FAQ - gws_ubiome - Community

Q: Is constellab pipeline adapted to ligation sequecing ?

The Constellab pipeline is not currently optimized for ligation-based sequencing workflows.

It targets the V3–V4 regions and is adapted for reads generated by NovaSeq, iSeq, or MiSeq sequencers.

Q: What should I do if the number of non-chimeric reads is low after the denoising step?

If you notice that the number of non-chimeric reads is low after the denoising step, you may need to adjust the --p-min-fold-parent-over-abundance parameter in the Q2FeatureInferencePE and Q2FeatureInferenceSE tasks.

This parameter specifies the minimum abundance required for potential parent sequences of a sequence being tested as chimeric. It is expressed as a fold-change relative to the abundance of the sequence under test. Values should be greater than or equal to 1 (i.e., potential parent sequences should be at least as abundant as the sequence being evaluated).

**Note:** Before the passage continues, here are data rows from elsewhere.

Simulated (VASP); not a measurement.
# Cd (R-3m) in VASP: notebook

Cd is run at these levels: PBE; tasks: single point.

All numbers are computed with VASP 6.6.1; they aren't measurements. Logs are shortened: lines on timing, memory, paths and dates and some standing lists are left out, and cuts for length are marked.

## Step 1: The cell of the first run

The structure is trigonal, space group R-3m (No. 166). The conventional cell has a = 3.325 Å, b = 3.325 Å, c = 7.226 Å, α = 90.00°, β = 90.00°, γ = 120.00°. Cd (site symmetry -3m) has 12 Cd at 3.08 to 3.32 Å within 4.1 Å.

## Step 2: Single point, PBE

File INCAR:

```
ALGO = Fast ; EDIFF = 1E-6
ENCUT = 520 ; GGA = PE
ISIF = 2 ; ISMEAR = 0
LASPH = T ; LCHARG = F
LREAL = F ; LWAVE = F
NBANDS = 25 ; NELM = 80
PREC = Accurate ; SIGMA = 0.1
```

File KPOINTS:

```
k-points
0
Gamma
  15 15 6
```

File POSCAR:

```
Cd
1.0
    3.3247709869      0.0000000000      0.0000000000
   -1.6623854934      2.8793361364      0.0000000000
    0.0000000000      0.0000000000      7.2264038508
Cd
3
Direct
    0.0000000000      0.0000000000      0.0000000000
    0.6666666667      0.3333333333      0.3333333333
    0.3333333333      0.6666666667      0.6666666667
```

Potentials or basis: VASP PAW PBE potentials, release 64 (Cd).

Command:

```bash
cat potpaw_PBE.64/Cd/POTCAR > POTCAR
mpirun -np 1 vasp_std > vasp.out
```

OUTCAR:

By default, the parameter is set to 1. It is recommended not to exceed a value of 16.

Q: What is the consequence of setting the --p-min-fold-parent-over-abundance parameter to a higher value?

Increasing this parameter generally leads to a higher number of non-chimeric reads being retained. As a result, the Shannon index tends to increase, since allowing more reads to pass through mechanically reveals a greater observed diversity.

Q: What artifacts could influence the Shannon Index?

Several factors can influence the Shannon index. This index can be calculated using different logarithmic bases, and each tool often uses a specific base by default. This variation explains why discrepancies may arise when comparing results across different tools or with published literature.

Other factors may also contribute to these variations, such as the sequencing technologies, the selected molecular targets, the animal species studied, the geographical location, as well as the transition from OTUs to ASVs.

For reference, ASVs are now preferred in most cases due to their higher resolution and reproducibility.

It is important to remember that the Shannon index is a relative measure. Its primary value lies in the differences observed between sample groups. This index is particularly sensitive to experiment-specific parameters.

Q: How can I minimize batch effects and ensure meaningful comparisons across studies after using --p-min-fold-parent-over-abundance parameter ?

To minimize batch effects and allow for meaningful comparisons between different studies, It's recommended ideally eprocessing all relevant datasets using the same parameter value. This value should be as parsimonious as possible; that is, the lowest value from your benchmark that still ensures a sufficient number of non-chimeric reads is retained.

Q: Why do I see weird quality check plots, and how should I assess read quality properly?

If your data comes from a NovaSeq or iSeq platform, it is normal to observe unusual quality check plots when using the Constellab pipeline.

To better assess the quality of your reads, we recommend using the FastQC and MultiQC tasks available in the gws_omix brick.

However, in all cases, you must also run the Q2QualityCheck task.